User-Defined Counters

SQL Server 2000 offers 10 performance monitor counters for keeping track of any data or information that is useful to you. These counters are under the SQL Server:User Settable object. The only counter is called Query, and there are 10 instances to choose from. Ten stored procedures are available for specifying a value that System Monitor will chart for a particular instance. For example, if you want to use User Counter 1 to keep track of how many rows are in the invoices table, you can create triggers on the invoices table so that every time a row is inserted or deleted, the stored procedure sp_user_counter1 is executed. You can include the following code in the triggers:

 DECLARE @numrows int SELECT @numrows = COUNT(*) FROM invoices EXEC sp_user_counter1 @numrows

Once it is assigned a value, the user counter maintains that value until a new value is assigned. Note that the value passed to the stored procedure must be a constant, a variable, or a parameterless system function starting with @@, and its datatype must be Integer.

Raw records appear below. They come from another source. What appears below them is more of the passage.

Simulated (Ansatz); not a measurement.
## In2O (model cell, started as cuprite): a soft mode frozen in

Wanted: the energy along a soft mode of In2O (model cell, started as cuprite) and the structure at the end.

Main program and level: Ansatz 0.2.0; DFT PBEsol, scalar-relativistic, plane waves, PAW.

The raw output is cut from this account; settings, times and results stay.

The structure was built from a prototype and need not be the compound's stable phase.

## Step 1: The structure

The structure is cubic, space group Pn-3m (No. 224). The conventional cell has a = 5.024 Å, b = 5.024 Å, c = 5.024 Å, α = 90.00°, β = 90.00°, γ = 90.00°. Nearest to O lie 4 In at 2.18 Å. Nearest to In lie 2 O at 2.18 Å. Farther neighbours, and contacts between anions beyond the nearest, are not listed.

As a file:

Other Performance Monitor Counters

The counters mentioned in this chapter are just the tip of the iceberg. SQL Server has dozens of others, for monitoring almost every aspect of SQL Server behavior discussed in this book. The best way to learn about them is to experiment with System Monitor. Look through the list of available objects and counters, select a few for viewing, and see what results you get. You'll probably find a few that you'll want to use all the time, and others that you'll be interested in only occasionally. But do revisit the complete list because there are too many to remember. A month from now, you'll rediscover a counter that you completely overlooked the first time. You should also revisit the available objects and counters after every service pack upgrade because new ones might be added as the SQL Server development team gets feedback.

Tables 17-1 through 17-5 show some of the counters you might want to experiment with; the descriptions are adapted from the online documentation.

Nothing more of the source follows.